The reality of the scourge of HIV and AIDS, combined with the chancellor’s willingness to hear the views of others and his understanding that we live in a pluralistic society of a diversity of ethnicities, cultural practices and beliefs, outweighed his personal convictions.

Yes, some of us may have larger noses than others, or are of a relatively darker hue. Some of us may worship in churches and others in temples. Our economic circumstances may differ and we play different games. Yet we have many things in common, and what ultimately binds us together is our common humanity.

Martin Luther King said: “Too seldom do we see people in their true humanness. A spiritual myopia limits our vision to external accidents. We see men as Jews or Gentiles, Catholics or Protestants, Chinese or American, Negroes or whites.  We fail to think of them as fellow human beings made from the same basic stuff as we, molded in the same divine image.”

We are members of one family, the human family, and we are dependent on each other. We have the right to express our opinions; as my wife never hesitates to remind me, “You have the right to your wrong opinion!”

But too seldom do we listen to one another. Too often do we regard ourselves as somehow being “right” in the way we lead our lives – while “others, because of their otherness, must be “wrong.”

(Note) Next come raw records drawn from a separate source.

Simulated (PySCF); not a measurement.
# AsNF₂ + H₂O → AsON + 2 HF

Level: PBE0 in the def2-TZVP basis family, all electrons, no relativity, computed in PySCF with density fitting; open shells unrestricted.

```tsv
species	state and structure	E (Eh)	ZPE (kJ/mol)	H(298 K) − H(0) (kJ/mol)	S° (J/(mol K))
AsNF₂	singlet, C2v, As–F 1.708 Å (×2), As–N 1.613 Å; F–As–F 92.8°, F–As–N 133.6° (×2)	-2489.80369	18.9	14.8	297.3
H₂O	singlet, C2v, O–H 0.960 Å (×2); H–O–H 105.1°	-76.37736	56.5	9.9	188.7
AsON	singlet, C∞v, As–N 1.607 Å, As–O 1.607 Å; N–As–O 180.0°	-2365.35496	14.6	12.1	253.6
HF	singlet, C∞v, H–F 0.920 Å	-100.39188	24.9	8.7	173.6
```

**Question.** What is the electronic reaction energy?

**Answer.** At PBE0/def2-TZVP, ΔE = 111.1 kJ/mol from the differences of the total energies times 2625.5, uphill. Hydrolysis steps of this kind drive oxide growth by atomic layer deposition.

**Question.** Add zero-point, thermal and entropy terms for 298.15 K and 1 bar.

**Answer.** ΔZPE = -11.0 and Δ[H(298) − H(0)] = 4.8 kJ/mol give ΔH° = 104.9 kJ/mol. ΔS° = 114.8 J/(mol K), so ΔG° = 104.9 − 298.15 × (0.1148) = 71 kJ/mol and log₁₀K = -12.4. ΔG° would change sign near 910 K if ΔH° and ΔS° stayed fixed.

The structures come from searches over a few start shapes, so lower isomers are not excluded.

God is not a factionalist. Surely St. Peter does not stand at the Pearly Gates and  grant tickets only to Lutherans or Hasidics or Sunnis or Jains… or to Christians, but not to Buddhists?

The ethic of reciprocity enjoins us to treat others as we would like others to treat us. It is a basic philosophy that just about all organized religions have in common. It does not apply only to people who look like us or perform identical rituals.